In a bid to accelerate PMAY-U's target of providing ‘housing for all', the ministry will invite ideas for innovative technologies for mass housing projects that can help build houses faster, cheaper, and of better quality, with sustainable green materials.
At a time when construction of houses under Pradhan Mantri Awas Yojana-Urban (PMAY-U) is moving at a pace far slower than its rural counterpart, the Ministry of Housing and Urban Affairs is set to have a global technology challenge to provide more dynamism to the scheme.
In a bid to accelerate PMAY-U’s target of providing ‘housing for all’, the ministry will invite ideas for innovative technologies for mass housing projects that can help build houses faster, cheaper, and of better quality, with sustainable green materials.
The ministry is set to launch the Global Housing Construction Technology Challenge as part of the technology sub-mission of PMAY-U.
According to officials, the challenge will invite ideas from across the globe for alternative technologies that go beyond the brick-and-mortar building model used widely in Indian construction. The winning technologies would be used to build mass houses, in a tie-up with the states, for the economically weaker sections and low-income groups under the affordable housing project vertical of PMAY-U.
Such houses will be constructed in varying geo-climatic zones across the country.
Around 8 lakh houses have been constructed under PMAY-U since its launch in June 25, 2015, which does not even account for 10 per cent of the revised ministry target of providing 1.2 crore houses by 2022.
As against this, under the rural component PMAY-Gramin, 48.26 lakh houses have been built, with the pace almost on course of meeting the target of 2.95 crore houses by 2022.
A Urban Affairs Ministry official said that technologies would have to be tried and tested to be found suitable to the geographical conditions of the areas selected. According to the official, the four parameters in the global challenge would be time, cost, quality, and sustainability.
“The technology will have to be better than the existing ones on all these four fronts. We have already spoken to states about it and have decided that six geographically different urban areas would be chosen across the country with varying terrains such as say hilly, plain, or earthquake-prone,” the official said.
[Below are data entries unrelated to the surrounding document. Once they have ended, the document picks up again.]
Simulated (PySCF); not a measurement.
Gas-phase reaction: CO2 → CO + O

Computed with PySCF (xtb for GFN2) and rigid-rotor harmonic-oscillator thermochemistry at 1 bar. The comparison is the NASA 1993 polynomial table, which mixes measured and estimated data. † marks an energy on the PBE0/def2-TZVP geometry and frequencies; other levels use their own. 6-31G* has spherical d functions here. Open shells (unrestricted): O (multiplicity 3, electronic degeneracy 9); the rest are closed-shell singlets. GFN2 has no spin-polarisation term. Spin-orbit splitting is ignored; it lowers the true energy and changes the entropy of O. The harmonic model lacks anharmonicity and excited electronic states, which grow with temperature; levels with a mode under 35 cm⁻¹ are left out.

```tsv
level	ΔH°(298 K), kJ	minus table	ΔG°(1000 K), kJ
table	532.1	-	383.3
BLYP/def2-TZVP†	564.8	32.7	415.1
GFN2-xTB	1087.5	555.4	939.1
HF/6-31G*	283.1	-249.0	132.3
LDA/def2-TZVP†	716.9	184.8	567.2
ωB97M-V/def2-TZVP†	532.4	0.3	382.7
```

“The winning technologies would then be used to build 1,000 houses, multi-storey or otherwise, depending on the area type, in each of these places,” the official said. “The technology should be such that it is scalable so that it can be used to construct cheaper and faster mass housing in similar areas.”
The ministry is likely to send a proposal to this effect to the cabinet for its approval by next month. The winning technologies, selected based on criteria laid down by a technical committee of the ministry, will be used to construct houses within the next six to seven months, as against the one-year period required to finish such a project.